The Da Vinci Con:
    Fact and Fiction in The Da Vinci Code

It's Just a Novel (Movie)

1. Story of The Da Vinci Code: Murder Mystery

2. Story of The Da Vinci Code: Historical Secret

3. Leonardo’s Last Supper 

4. Derivation of 'Holy Grail'

5. Mary Magdalene in the Bible

6. Priory of Sion

6a. Opus Dei

7. Questions of Jesus’s True Identity

8. Non-Christian Sources

9. Christian Sources: Biblical Texts

10. Other Apostolic Texts

11. St. Ignatius  of Antioch – AD 110

12. "Alternate" Gospels: Gospel of Peter (c. AD 130)

13. St. Justin, Martyr – AD 151

14. St. Irenaeus of Lyon – AD189

15. "Alternate" Christianities

16. Gnostic Scriptures

17. The ‘Muratorian’ Canon – c. AD 200

18. Constantine

19. Council of Nicaea - AD 325

20. St. Eusebius, Bishop of Caesarea (c. AD 330)

21. Constantine’s Bibles

22. Codex Sinaiticus

23. Closing the Canon

24. Philosophical Issues: Diversity of Christianities

25. Philosophical Issues: Subjectivism of Belief

26. Theological Issue: Was Jesus married?

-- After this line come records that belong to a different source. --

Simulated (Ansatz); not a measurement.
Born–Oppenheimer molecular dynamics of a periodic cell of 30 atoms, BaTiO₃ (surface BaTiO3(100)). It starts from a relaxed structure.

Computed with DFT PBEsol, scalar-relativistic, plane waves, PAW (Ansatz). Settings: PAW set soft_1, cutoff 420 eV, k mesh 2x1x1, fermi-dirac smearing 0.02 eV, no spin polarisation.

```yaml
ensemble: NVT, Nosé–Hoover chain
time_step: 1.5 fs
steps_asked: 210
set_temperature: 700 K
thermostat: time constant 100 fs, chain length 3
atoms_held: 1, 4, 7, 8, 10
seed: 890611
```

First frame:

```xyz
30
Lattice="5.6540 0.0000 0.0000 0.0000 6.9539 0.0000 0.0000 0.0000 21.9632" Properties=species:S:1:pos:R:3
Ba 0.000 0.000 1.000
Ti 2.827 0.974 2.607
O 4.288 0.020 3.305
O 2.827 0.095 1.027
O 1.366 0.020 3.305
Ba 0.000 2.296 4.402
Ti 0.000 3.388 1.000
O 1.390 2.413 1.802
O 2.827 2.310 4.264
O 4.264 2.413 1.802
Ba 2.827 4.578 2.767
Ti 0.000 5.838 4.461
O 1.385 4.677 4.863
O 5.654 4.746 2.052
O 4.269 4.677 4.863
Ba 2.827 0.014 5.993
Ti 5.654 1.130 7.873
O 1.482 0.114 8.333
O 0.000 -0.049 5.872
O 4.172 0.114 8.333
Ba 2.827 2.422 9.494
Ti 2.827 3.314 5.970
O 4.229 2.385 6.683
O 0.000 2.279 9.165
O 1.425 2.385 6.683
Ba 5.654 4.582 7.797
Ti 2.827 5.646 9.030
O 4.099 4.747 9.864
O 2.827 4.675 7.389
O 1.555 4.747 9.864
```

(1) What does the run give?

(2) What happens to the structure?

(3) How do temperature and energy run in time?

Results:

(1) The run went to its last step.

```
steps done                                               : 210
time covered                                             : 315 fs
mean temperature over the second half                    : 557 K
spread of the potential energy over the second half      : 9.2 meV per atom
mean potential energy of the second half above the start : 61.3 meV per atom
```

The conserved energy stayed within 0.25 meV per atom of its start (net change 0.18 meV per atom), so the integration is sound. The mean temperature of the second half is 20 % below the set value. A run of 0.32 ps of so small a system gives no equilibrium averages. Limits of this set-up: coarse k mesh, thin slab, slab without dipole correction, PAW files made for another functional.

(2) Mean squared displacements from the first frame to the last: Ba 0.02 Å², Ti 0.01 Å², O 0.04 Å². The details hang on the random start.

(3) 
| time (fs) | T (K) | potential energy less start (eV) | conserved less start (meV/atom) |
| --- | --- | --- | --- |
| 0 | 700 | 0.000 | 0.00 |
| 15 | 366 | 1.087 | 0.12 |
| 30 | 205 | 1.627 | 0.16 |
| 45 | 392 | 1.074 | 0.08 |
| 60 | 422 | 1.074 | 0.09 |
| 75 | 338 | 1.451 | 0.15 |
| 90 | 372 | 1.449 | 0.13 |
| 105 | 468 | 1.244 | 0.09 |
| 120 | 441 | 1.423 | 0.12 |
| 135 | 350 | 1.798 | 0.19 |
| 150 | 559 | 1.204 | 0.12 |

27. Other Historical Claims

 

Story of The Da Vinci Code: Murder mystery/suspense thriller (obviously fiction)

Harvard symbologist Robert Langdon is called by police to the scene of a murder in the Louvre Museum. The curator, Jacques Saunier had been shot and eventually died, but before he did, he arranged his body in an apparently symbolic manner and left strange signs drawn in his own blood. Langdon is called in to help decipher the symbols and because he had had an appointment with Saunier that afternoon. 

 Before Langdon can figure out the clues, Sophie Nevue, Saunier’s granddaughter and herself a police cryptologist (code breaker), arrives and secretly tells Langdon he is suspected of the murder. Together, Sophie and Robert discover that the signs point to other clues hidden in or behind the works of Leonardo da Vinci hanging in the Louvre. 


The pair then embark on breathless search for clues left by Saunier which lead to other clues, all the while being pursued at once by the police (who suspect Langdon of Saunier’s murder and believe Sophie is aiding his escape) and by Saunier’s actual murderer, an albino monk named Silas, who belongs to the secretive and powerful Roman Catholic group, Opus Dei. 


Robert and Sophie turn for assistance to Royal historian, Sir Leigh Teabing and together Langdon and Teabing explain that the clues Saunier left are supposed to lead Sophie to the Secret of the Holy Grail. Saunier had been the head of a secret society, the Priory of Sion, which has guarded the Holy Grail for centuries, and because of his murder and that of others in the Priory, he had been unable to pass the secret on to anyone else. He had left clues, therefore, so that his granddaughter could, with the help of Robert Langdon, discover the secret for herself and so continue to keep it safe.